Summary
In Davis, the Tenth Circuit considered a habeas petitioner's request for authorization to file a second or successive habeas petition pursuant to 28 U.S.C. § 2244(b)(2)(A) to raise an Indian Country claim based on McGirt.
Summary of this case from Martin v. PettigrewOpinion
21-7030
07-06-2021
(D.C. No. 6:21-CV-00106-RAW-KEW) (E.D. Okla.)
Before TYMKOVICH, Chief Judge, HOLMES and EID, Circuit Judges.
ORDER
Alvin L. Davis, Jr., a state prisoner proceeding pro se, has filed a motion for authorization to file a second or successive 28 U.S.C. § 2254 habeas petition. For the reasons below, we deny authorization.

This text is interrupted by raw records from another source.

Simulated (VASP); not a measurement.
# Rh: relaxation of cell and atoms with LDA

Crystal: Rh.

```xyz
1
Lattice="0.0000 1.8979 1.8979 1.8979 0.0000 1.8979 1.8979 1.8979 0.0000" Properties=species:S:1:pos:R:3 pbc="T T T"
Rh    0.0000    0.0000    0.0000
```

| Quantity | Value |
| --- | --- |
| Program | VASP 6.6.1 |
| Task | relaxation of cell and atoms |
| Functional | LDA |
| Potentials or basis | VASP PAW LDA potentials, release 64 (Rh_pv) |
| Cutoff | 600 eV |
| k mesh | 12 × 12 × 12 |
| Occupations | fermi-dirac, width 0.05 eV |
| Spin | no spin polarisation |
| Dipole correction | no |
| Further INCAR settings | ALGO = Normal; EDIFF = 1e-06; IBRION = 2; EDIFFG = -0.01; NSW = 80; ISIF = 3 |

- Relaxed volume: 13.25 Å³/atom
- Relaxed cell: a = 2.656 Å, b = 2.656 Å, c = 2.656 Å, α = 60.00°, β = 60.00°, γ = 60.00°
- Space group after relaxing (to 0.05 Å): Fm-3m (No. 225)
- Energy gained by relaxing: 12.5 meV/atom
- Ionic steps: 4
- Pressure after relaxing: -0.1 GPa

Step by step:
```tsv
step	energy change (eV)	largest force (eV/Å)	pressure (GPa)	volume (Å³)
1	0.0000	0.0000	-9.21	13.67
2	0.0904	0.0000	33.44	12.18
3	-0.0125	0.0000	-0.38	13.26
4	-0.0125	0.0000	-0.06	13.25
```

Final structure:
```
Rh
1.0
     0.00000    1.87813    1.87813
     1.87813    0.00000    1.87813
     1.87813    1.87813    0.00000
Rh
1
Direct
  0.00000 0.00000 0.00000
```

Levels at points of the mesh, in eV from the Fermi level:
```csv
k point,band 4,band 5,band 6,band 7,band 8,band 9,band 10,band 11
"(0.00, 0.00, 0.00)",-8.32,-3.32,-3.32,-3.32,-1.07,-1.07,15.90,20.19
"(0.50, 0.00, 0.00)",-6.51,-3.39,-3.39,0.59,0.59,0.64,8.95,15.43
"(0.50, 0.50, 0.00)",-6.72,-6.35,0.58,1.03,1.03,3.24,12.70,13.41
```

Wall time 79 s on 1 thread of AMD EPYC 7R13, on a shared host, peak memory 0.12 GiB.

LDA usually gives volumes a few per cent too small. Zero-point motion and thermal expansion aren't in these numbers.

Mr. Davis was convicted of first-degree murder in Oklahoma state court and sentenced to life in prison. The Oklahoma Court of Criminal Appeals affirmed his conviction and sentence. The district court dismissed Mr. Davis's first § 2254 habeas petition for failure to follow the court's orders. We granted a certificate of appealability (COA), reversed the dismissal, and remanded to the district court. On remand, Mr. Davis filed an amended habeas petition. The district court denied the amended habeas petition on the merits, and we denied Mr. Davis's request for a COA.
Mr. Davis now seeks authorization to file a second or successive § 2254 habeas petition. He contends he is entitled to authorization based on a new rule of constitutional law, citing McGirt v. Oklahoma, 140 S.Ct. 2452 (2020). In McGirt, the Supreme Court determined that the territory in Oklahoma reserved for the Creek Nation since the 19th century remains "'Indian country'" for purposes of exclusive federal jurisdiction over certain enumerated offenses committed "within 'the Indian country'" by an "'Indian.'" 140 S.Ct. at 2459 (quoting 18 U.S.C. § 1153(a)). Mr. Davis asserts McGirt established that the state lacked jurisdiction to try him because he is a member of the Cherokee Indian Nation and he committed his crime within the Muscogee (Creek) Indian Reservation.
We may grant authorization if Mr. Davis shows that his "claim relies on a new rule of constitutional law, made retroactive to cases on collateral review by the Supreme Court, that was previously unavailable." 28 U.S.C. § 2244(b)(2)(A). He has not made this showing. McGirt did not announce a new rule of constitutional law; instead, it interpreted various statutes and treaties and concluded that because Congress never disestablished the Creek Reservation it remains Indian Country today. See 140 S.Ct. at 2462-82. Accordingly, Mr. Davis cannot meet the standard for authorization in § 2244(b)(2)(A). We therefore deny his motion. This denial of authorization "shall not be appealable and shall not be the subject of a petition for rehearing or for a writ of certiorari." 28 U.S.C. § 2244(b)(3)(E).